Closed Inferencer closed 1 year ago
TBH I think the current resolution is good enough considering the normal size of the faces in the videos. However, this is not enough to always get nice results and fine-tuning or even retraining might be necessary. Sometimes if the identity in the input video is far from the identities distribution in the HDTF dataset the results will be too off, and hence including such new identity in the dataset could be necessary to get better results. But this is not always practical since the training would take too much time, and I believe a lighter person specific stage could be better. I am working on something at the moment to get more reliable results but still at early stages.

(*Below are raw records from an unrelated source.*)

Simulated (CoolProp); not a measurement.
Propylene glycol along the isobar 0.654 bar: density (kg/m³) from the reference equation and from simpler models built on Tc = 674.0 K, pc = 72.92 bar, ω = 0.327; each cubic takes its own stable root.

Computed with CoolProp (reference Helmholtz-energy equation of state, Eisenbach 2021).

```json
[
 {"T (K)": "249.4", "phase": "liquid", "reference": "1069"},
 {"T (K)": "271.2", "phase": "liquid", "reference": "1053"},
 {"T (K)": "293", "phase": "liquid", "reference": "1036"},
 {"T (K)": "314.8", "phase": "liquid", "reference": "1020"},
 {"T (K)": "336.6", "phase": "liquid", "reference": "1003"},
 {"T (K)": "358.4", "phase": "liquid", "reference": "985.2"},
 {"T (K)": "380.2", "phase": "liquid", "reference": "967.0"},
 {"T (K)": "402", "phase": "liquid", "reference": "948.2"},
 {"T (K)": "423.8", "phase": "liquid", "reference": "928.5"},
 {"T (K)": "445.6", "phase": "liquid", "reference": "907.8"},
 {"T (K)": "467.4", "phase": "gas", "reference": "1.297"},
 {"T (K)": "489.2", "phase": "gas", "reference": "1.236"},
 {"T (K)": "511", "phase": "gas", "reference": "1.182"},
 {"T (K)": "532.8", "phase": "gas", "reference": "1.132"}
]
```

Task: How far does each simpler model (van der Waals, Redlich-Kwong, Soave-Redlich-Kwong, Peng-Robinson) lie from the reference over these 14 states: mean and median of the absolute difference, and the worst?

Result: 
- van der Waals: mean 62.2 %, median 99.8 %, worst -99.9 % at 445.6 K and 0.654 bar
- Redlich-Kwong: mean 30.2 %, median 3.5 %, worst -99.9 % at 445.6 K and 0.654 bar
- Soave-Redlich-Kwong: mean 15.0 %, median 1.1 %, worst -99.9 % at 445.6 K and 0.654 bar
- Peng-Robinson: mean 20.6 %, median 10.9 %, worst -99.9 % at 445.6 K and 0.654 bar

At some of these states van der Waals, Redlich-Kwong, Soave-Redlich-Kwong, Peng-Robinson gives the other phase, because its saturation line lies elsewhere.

To be clear I do mean the cropped faces created for training purposes. I am also playing with dataset sizes as I'm doing person specific 3 hours was enough now I'm going to cut it in half but the crop res for me is terrible, and now I'm looking at it it's not even full face as 1/4 of the right cheek is missing, DINet did say training to a higher res is possible but without a decent cropped face res it wouldn't be worth it
Interesting. Actually I didn't try increasing the resolution and I was even thinking of using the lower resolution, 128, and train a person specific model to fix any issues with the inpainting step. So the goal, in the best case scenario, is to significantly speed up the inference further, beside using this specific model to fix all glitches and blurriness in the final output.
Of course that makes sense, obviously you have a different goal to me just glad we have some more approaches since the original author went afk. before I close this is there any chance of a windows branch? I train on Collab with a Linux build and want to try your deepspeech replacement but for inference I use windows,
no matter if not as I can probably figure it out from your current code.
I can have a look into that soon and keep you posted.
And also if you could manage to run it on windows, please feel free to open a PR
Glad to see some more activity regarding DINet, as a few of us are doing person specific training I wonder what you think about the current quality of the cropped faces used for training and if there resolution could be increased?